Getting Started
Installation
LittleKernel is included in Triton-distributed. A standard editable install picks it up automatically:
cd python
TRITON_BUILD_LITTLE_KERNEL=ON pip install -e .
Verify:
python -c "import little_kernel; print('OK')"
Prerequisites:
Python >= 3.9
PyTorch with CUDA support
nvccon$PATH(CUDA Toolkit 12+; CUDA 13 for SM100)
Writing Your First Kernel
A minimal kernel that adds two vectors:
import little_kernel as lk
import little_kernel.language as ll
from little_kernel.core.passes import PASSES
from little_kernel.codegen.codegen_cuda import codegen_cuda
import torch
@lk.ll_kernel(backend="cuda", is_entry=True)
def vec_add(
A: ll.Tensor[ll.float32],
B: ll.Tensor[ll.float32],
C: ll.Tensor[ll.float32],
N: ll.int32,
) -> ll.void:
tid: ll.int32 = ll.blockIdx_x() * ll.blockDim_x() + ll.threadIdx_x()
if tid < N:
C[tid] = A[tid] + B[tid]
# Build
passes = PASSES["cuda"]
N = 1024
kernel = vec_add.build(
passes, codegen_cuda,
grid=(N // 256, 1, 1),
block=(256, 1, 1),
arch="sm_90",
)
# Launch
A = torch.randn(N, device="cuda", dtype=torch.float32)
B = torch.randn(N, device="cuda", dtype=torch.float32)

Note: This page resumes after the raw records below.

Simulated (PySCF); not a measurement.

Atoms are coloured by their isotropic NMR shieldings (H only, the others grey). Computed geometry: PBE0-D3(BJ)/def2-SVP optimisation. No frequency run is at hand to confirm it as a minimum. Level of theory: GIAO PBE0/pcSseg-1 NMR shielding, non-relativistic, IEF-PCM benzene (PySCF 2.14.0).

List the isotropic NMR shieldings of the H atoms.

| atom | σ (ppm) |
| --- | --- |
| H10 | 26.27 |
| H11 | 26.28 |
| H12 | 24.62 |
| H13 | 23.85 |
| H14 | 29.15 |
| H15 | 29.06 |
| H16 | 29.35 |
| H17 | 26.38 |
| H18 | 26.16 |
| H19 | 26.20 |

C = torch.empty(N, device="cuda", dtype=torch.float32)
kernel(A, B, C, N)
torch.cuda.synchronize()
assert torch.allclose(C, A + B)
print("PASS")
Running Benchmarks
Micro-benchmarks
Run the full suite on a Hopper GPU:
python -m little_kernel.benchmark.run_all
Or a specific category:
python -m little_kernel.benchmark.run_all --category compute
SM90 GEMM Kernels
Run individual GEMM variants:
python -m little_kernel.benchmark.gemm_sm90.gemm_v1
SM100 GEMM Kernels
Run all levels (requires Blackwell GPU):
python -m little_kernel.benchmark.gemm_sm100.test_all_levels
Or a specific level:
python -m little_kernel.benchmark.gemm_sm100.gemm_level1
Running Tests
Unit tests (no GPU required for most):
pytest test/little_kernel/unit/ -v
Integration tests (requires GPU):
pytest test/little_kernel/integration/ -v